EBay has agreed to sell 65 per cent of its Skype Internet-calling unit to an investor group led by Silver Lake for about $2 billion to focus on reviving sales at its main e-commerce site.
The buyers will pay $1.9 billion in cash and will also give EBay a $125 million note, the company said in a statement today.
Ebay, which had planned an initial public offering for Skype, will retain 35 per cent of the business.
The sale lessens chief executive Officer John Donahoe’s dependence on a unit that he has said doesn’t fit with the rest of EBay’s operations.
The company is improving its Internet- retail operations to stem customer defections to Amazon.com Inc. Donahoe’s predecessor bought Skype for about $2.6 billion in 2005 and wrote down its value the following year.
The buyers also include Andreessen Horowitz, a venture-capital firm headed by Internet pioneer Marc Andreessen, and Index Ventures, a firm that invested in Skype before EBay acquired it.
Skype allows people to make calls from their computers to land lines and mobile phones, as well as other computers. It makes money when users call regular phones, set up voice mail and use text-messaging services.
Mr Donahoe said in May Skype’s value in an IPO could be more than $2 billion. The IPO was scheduled for the first half of 2010, and EBay said in July it was continuing its efforts to split off Skype.
Skype’s revenue grew 25 per cent to $170 million in the second quarter, EBay reported in July. The service added 37.3 million users in the three-month period, for a total of 480.5 million.

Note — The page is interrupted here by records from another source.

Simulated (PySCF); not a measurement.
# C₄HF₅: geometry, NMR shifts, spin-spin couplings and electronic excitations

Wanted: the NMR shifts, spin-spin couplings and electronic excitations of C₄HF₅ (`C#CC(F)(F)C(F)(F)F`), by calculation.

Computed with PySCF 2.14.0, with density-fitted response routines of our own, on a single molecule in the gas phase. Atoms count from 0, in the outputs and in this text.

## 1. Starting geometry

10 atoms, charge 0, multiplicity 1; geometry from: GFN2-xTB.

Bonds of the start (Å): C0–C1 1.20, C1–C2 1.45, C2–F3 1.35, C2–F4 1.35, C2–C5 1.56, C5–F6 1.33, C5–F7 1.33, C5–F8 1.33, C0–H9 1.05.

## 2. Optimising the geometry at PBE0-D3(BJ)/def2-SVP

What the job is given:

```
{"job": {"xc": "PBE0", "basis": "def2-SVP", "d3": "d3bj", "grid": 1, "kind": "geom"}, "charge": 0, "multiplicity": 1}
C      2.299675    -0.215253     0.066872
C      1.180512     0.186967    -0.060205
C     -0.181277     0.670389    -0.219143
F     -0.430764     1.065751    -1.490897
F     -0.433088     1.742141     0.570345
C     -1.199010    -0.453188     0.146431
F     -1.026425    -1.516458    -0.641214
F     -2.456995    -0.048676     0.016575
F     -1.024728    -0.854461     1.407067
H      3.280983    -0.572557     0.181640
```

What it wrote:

Even as the business grew, EBay never made good on its original promise for Skype: integrating the service into its e- commerce site, so buyers and sellers could use it to discuss large purchases.
EBay wrote down Skype’s value to $1.2 billion in 2006.
EBay is also entangled in a legal dispute with Skype’s founders, who still own a piece of software used by the calling service and have accused EBay of breaching a licensing deal.